Columbus on Trial, Sunday, October 9

by Kris Collett

Rethinking ColumbusWe are super-excited to learn that the New Jersey Teacher Activist Group (NJTAG) is hosting a teach-in this Sunday, Oct. 9, as part of the Occupy Wall Street demonstrations.  In anticipation of Columbus Day, they are calling it, “Christopher Columbus on Trial,” and they will use Rethinking Schools teaching materials, including The People v. Columbus, et al. and Bill Bigelow’s article, “Discovering Columbus: Re-reading the Past,” both from Rethinking Columbus (20 years in print this year!)

Katie Strom, a former teacher who is now an induction coach with the Newark-Montclair Urban Teaching Residency and co-founder of NJTAG, says “the teach-in presents an opportunity for participants to interrogate the textbook version of the ‘discovery’ of America.”  The agenda will include a discussion of the “genocide perpetuated by Columbus and the 500-year legacy of colonialism and racism that developed in the wake of the Spanish conquest.”

She said the teach-in on Oct. 9, as well as two others coming up on Oct. 16 and Oct. 23, are part of a teacher solidarity movement with Occupy Wall Street.  She is hopeful that these protests will continue to raise awareness of both educational and social issues.

Also helping to organize the Oct. 9 teach-in:

  • Brian Ford, history teacher at Montclair High School, Montclair, NJ, and co-founder of NJTAG
  • Brian Hohmann, history teacher at American History High School in Newark, NJ
  • Ira Shor, author and professor of English at CUNY

Kate promised to send photos after the event, so we’ll post an update next week.

Join in if you can.  It’s going to be a doozy of an event.

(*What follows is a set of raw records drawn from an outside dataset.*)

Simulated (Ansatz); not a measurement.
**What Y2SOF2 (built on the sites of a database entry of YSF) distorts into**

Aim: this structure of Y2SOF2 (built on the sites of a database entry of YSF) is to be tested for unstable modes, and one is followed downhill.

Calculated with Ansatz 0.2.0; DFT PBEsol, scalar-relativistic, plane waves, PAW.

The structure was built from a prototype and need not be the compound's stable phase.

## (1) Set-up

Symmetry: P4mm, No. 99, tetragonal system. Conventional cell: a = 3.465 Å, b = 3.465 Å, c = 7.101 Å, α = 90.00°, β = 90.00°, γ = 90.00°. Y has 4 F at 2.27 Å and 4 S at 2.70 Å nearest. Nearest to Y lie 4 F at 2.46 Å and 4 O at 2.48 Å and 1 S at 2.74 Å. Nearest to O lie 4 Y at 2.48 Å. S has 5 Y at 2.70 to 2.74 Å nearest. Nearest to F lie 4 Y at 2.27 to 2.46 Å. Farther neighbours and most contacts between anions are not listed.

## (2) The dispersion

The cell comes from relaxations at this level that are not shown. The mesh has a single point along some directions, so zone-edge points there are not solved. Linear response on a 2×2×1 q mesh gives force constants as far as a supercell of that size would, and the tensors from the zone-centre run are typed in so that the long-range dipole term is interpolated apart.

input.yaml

One thought on “Columbus on Trial, Sunday, October 9

  1. I teach fifth grade at a private school who gives preference to children of Hawaiian ancestry. As is true of most fifth grade social studies curricula, the focus is American history. I abandoned our textbook two years ago and am working on indigenizing this curriculum.
    One of the things my students and I have discussed is why we continue to celebrate and honor Christopher Columbus when he was a slaver, a liar and a person who killed so many indigenous peoples during his travels.